AWS CloudWatch vs Prometheus Custom Metrics

ENGINEERING

Aug 01, 2023 ∙ 12 min read

MetricFire Blogger

Table of Contents

Introduction
Key Takeaways
What are custom metrics?
CloudWatch Custom Metrics
Prometheus Custom Metrics
Comparing custom metrics
Conclusion

Introduction

Understanding the state of your systems and their underlying infrastructure at all times is paramount for ensuring the stability and reliability of your services. Up-to-date information about the performance and health of your deployments not only helps your team react to issues in real time, but it also gives them the security to make changes with confidence and to safely forecast system failures or performance hiccups even before they occur.

Two very popular monitoring applications in the world of cloud computing are AWS CloudWatch, the principal monitoring application on the AWS suite, and Prometheus, a massive open-source monitoring application originally developed at SoundCloud.

When using CloudWatch and Prometheus, we are given a wide range of built-in metrics to choose from. But sometimes, we need to monitor more than the standard set of metrics that Prometheus or CloudWatch gives us. It is important that our monitoring platforms have the ability to allow users to make their own metrics custom to the system they are working with.

The purpose of this article is to provide an educational comparison of exposing and using custom metrics with these two popular monitoring applications: AWS CloudWatch and Prometheus.

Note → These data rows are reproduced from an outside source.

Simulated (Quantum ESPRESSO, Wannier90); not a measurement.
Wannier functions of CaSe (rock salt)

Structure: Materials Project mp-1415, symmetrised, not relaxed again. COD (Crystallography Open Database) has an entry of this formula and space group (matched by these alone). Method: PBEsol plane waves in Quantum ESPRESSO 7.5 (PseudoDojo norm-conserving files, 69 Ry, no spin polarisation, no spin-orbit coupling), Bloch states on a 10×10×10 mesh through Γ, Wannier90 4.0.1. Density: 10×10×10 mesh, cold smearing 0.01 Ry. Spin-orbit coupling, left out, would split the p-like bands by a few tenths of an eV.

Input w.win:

If you are looking for a Prometheus alternative, jump on to the MetricFire free trial, where you can build your own Graphite custom metrics. Our platform lets you try Graphite and Grafana directly, and you can build your own custom dashboards. You can also integrate AWS CloudWatch with MetricFire, and monitor your AWS metrics in our platform. This is very helpful for AWS users who are looking for a second platform with greater flexibility and dashboarding options. Check out how to integrate AWS CloudWatch with Grafana on our Hosted Graphite documentation.

Key Takeaways

In AWS CloudWatch, custom metrics can be created and published using the AWS Command Line Interface (CLI) or AWS API. Monitoring scripts can be used for compute services like Elastic Beanstalk (EBS) and Elastic Cloud Compute (EC2).
Prometheus allows users to specify custom metrics of four main types: Counter, Gauge, Histogram, and Summary. It supports integrations with various systems through exporters, allowing third-party software to push metrics to Prometheus.
CloudWatch is ideal for AWS-based applications, as it easily integrates with other AWS services and provides a centralized location to view metric data.
Prometheus, being open-source, offers greater flexibility and can integrate with a wide variety of applications beyond AWS services.
Prometheus's use of exporters makes custom monitoring easier and allows users to create their own custom exporters.

What are custom metrics?

Simply put, custom metrics are metrics defined by the application user. They are different from built-in system metrics and their purpose is to allow users or system administrators to define whatever they want to monitor or track from their systems, even if this data is not natively exposed by the said system.

CloudWatch Custom Metrics

You can create and publish custom metrics to CloudWatch using the AWS Command Line Interface (CLI) tools or AWS API. These custom metrics can be created to collect all sorts of data, from application performance data not natively exposed by default, to business metrics like purchases made in a sales application.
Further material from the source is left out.